Chris Bailey conducted a year of productivity experiments on himself from May 2013 to May 2014. A recent business school graduate, Bailey immersed himself in productivity research and interviewed productivity gurus from around the world to come up with his experiments, recording all of his findings in a blog. By the end of the year, his musings had been read over one million times by people from almost every country. He wrote a book about the experience, The Productivity Project, which became a bestseller. Now a productivity guru in his own right, he is a writer, coach, workshop facilitator and speaker.
Follett-Campbell: Why did you decide to do a year of productivity experiments on yourself originally?
Chris Bailey: It is kind of weird, isn’t it? The impetus for the project was that productivity has been a curiosity of mine for more than a decade. When I graduated university several years ago, I received three full-time job offers, but I thought if ever there was a time to explore something that I was naturally curious about, it was then. I declined the job offers to conduct a year of productivity experiments on myself. I looked at all the research on performance in a workplace-type environment and interviewed some of my favorite experts in the productivity space. It was really a burning curiosity that motivated me to start the project.

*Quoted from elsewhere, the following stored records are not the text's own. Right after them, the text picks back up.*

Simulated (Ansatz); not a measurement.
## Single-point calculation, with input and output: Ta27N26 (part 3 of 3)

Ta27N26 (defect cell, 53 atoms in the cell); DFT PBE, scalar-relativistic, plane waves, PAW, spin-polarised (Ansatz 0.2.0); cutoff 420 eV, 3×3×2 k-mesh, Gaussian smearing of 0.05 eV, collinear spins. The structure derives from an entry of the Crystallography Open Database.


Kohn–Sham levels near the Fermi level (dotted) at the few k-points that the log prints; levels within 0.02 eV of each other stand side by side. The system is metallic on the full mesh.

Why is productivity such an interesting subject for you?
I find it fascinating that we don’t all accomplish the same amount throughout the day. We each get 24 hours to be productive and live a meaningful life. There are some people who seem to accomplish so much more in those hours. They are more focused, they have more energy, they work more deliberately and with intention. There are some of us who work on autopilot mode, and we’re busy, but we accomplish very little. I think I have always been curious about this: what makes the most productive people tick?